I didn't think the Bears would move up that much after beating 0-4 Carolina, but the Packers (3-->8), Saints (2-->9) and Texans (7-->13) all dropped past them, pushing them up.
This shows you how much parity there is in the NFL (and how little the "experts really know)! Here are the week one power rankings for 3 of the top 10 teams with current rankings in parentheses.
4. Cowboys (19)
5. Vikings (20)
8. Chargers (21)
And here are the 3 current top 10 teams that replaced them with week 1 rankings in parentheses.
1. Steelers (18)
7. Bears (21)
10. Chiefs (27)
It looks like there are very few really dominant teams this year. I Expect to see a lot more upsets.
Well, if parity is on the rise (or at a high level already) in the NFL, you really can't knock the "experts" for not getting the right pick every time (or some percentage thereof) or properly ranking the teams right off the bat.

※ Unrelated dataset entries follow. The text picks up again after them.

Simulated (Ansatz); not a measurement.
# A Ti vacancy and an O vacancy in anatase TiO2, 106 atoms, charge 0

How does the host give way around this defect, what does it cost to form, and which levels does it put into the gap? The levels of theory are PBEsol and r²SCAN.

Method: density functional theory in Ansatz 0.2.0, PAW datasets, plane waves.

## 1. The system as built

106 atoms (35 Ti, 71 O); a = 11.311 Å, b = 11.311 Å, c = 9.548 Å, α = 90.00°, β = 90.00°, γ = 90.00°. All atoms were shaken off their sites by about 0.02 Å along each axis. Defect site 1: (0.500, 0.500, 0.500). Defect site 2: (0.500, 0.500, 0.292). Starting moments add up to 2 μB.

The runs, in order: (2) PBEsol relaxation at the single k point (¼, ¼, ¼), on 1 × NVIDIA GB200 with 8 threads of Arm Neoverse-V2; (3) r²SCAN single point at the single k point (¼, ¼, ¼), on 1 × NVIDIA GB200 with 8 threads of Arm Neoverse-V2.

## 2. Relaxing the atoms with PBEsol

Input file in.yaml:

Think about this: there is some definite, but unknown, probability X that team A will beat team B on any given day (or Sunday, for those of you that like wholly underrated football films). Likewise, there is some unknown probability Y that team B will beat team A. So then, in any given game (where one team has to win out over the other [we will exclude ties because they are so uncommon]), we can represent the probability of team B beating team A as 1-X=Y.
Let's now introduce Parity (P) which we will represent as the difference in X and Y: P=X-Y. Those of a quick mind will notice here that P can easily be negative in this sense, but since X and Y are both attributes of two nameless, talentless teams, we will assume that the lesser probability will be Y. Now, since we know that P=X-Y, and that Y=1-X, we can represent Y in the Parity equation as a function of X, and some quick algebra gives X as a function of P: X=(P+1)/2 (the same works if you use Y instead of X, but remember that we are assuming here that X is bigger than Y in most cases).
Now we must ask ourselves what
true parity is. In my mind, that would be when team A has just as good a chance of winning a game against team B as team B does winning out over team A. Given how P has been represented (a measure of how much bigger X is than Y), that would mean that P would have to be zero. Most of you can figure the rest out from here if you haven't already, but it's been awhile since I've stretched my calculus legs, so what we can do is take the limit of our function X (which is dependent on P) as P approaches true parity (zero). Doing this, we see that the closer and closer P gets to zero, the closer and closer X gets to 1/2 or 0.5 (if we take P to be 0.01, X is .505; 0.001, .5005; .000001, .500005; and so on).
This agrees with what we intuitively think about parity: since it is impossible to know for sure the outcome of the game beforehand, each team has some likelihood of emerging victorious, and with parity, that likelihood comes closer and closer to each team having a
true equal chance of winning the game.
It is clear though, that not every team has an equal chance as their opponent at winning a given game, even in today's NFL. However, with parity seemingly on the rise, those X's and Y's are creeping ever-closer to each other with every given game, and because of that, luck alone could explain away a seemingly inferior team rattling off a few wins against supposedly better opponents.
Those "experts" may actually know a lot about the given teams in a given game, and they may even correctly identify the strict "better" team, but when parity brings those teams closer together, luck starts to play a bigger and bigger role in the outcomes of those games, and it would be improper to discredit those "experts" for not accounting for the randomness of luck in their predictions.